The currency pairs are made to swing, so trade with ease and without fear. Quickly close out a losing position…don’t dream/hope that it will turn back into profit! It often doesn’t!
Don’t be radically bullish or bearish, swing trade within the trading range of the day, go with the short term trend.
If you can develop the mental and emotional disciplines to trade according to these guidelines, you’ll do very well and become very successful!
Ideas About Trading in the Different Time Frames
Each person needs to experiment with the different time frames and moving averages to find out what he/she is most suited for, time-wise and personality-wise. This takes time and lots of practice and patience in your demo account.
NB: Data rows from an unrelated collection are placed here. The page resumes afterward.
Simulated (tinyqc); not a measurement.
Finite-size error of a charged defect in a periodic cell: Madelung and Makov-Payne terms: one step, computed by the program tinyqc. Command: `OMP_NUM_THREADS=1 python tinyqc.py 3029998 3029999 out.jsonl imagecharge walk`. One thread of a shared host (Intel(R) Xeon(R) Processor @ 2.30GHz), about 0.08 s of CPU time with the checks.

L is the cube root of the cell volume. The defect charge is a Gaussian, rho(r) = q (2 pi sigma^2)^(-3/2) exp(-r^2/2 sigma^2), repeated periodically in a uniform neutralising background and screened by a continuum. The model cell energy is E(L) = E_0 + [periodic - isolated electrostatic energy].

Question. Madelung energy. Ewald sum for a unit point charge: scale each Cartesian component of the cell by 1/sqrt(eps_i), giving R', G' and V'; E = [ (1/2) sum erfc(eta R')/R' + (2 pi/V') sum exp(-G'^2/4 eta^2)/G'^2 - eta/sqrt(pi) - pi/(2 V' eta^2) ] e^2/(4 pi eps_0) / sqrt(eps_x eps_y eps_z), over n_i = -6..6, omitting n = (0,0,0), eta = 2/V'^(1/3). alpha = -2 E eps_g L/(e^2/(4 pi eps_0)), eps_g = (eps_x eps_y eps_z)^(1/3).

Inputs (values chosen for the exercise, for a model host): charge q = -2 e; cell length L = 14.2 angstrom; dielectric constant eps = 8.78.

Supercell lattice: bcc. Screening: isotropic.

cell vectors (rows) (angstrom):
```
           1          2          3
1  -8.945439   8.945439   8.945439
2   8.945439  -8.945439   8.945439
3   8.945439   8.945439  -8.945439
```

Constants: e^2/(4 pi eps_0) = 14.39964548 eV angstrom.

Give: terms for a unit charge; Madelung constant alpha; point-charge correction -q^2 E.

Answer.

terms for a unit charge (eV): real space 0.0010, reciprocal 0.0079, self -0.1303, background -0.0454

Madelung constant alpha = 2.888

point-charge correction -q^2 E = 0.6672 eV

If you have a J.O.B., then what we teach is perfect for you if you can trade during the busiest hours, between 3 am to 11 am EST. Even 1 hour of trading in the 1-5-10 or 15 minute chart will make you enough money for the day. You can do multiple scalping trades in the 1 and 5 minute chart, or one trade in the 10 or 15 minute chart, and then go to work. If you get lucky and hit a breakout or breakdown, no matter what time frame you are in, you can make as much as 30 -100 pips in a few minutes! YOU ONLY NEED 20 PIPS A DAY TO BE RICH!
Some people love scalp trading, which are quick trades in the 1 and 5 minute charts for small but quick profits; and some love day trading, mostly done in the 10 and 15 and 30 minute charts, which simply means you close out all positions before the end of the trading day.
If you do one or more trades in one day that rides the price up and down and you close each position out, that is called day trade swing trading. And some prefer swing trading over the course of several days or weeks, which I call position trading, mostly done in the 1 or 2 or 4 hour charts.
We personally scalp and short term day trade, which is really just one-day swing trading. If you use a 1 or 5 minute chart with a 20 pip initial stop loss with a 10-15 pip trailing stop after breakeven, and/or a 10-50 pip limit, you will do very well without big risk or staring at your computer screen until you fall asleep or go blind!
Our motto: get in, get out and go play!
The beauty of this method is that you don’t have to have your PC on all the time or be glued to it or worry about overnight positions. The trade-off is that the longer plays make more money, although, they do carry more inherent risk. So again, staying with your trade in the beginning until you’ve moved your stop to a breakeven, is your first goal, and this is true for every time frame you decide to trade in.
Keep a trading journal
Finally, it is a good practice to keep a simple trading journal. This way you can keep track of your trades and progress and be able to analyze, improve and hone your trading skills.
Simply include the time you entered and exited the trade, the currency pair, the chart time frame (this is important), and the strategy (breakout, trend or top or bottom). Also include write down what happened and what you could have done differently for future reference.
Not every trade can be a winner but in order for you to be a consistent winner, you need to do two things: keep your losses small and manage your margin conservatively.
We recommend that you trade no more than 5-10% of your account size in each trade. 5% is safer. It’s easier to make up the losses, when they happen, and they will happen!!! And ALWAYS use stops!
Learn to manage your money wisely…invest small amounts each time and keep your losses small and when you’re in profit, let your profits run with a trailing stop.
What “Rich Dad, Poor Dad” says about trading:
“It’s not gambling if you know what you’re doing. It is gambling if you’re just throwing money into a trade and praying. The idea in trading is to use your technical knowledge, wisdom and love of the game to cut the odds down, to lower the risk. Of course there is always risk. It is financial intelligence that improves the odds.” Robert T. Kiyosaki
“Knowing how to take a loss for the trader is as significant for him or her as learning to overcome the fear of death was for the samurai warrior.” Robert Koppel
What’s the best way to stay positive no matter what? Celebrate your losses! Get up and dance, do a little jig, blow a horn, yell yippie, another loss! Remember, you love the game and winning and losing are both part of the game!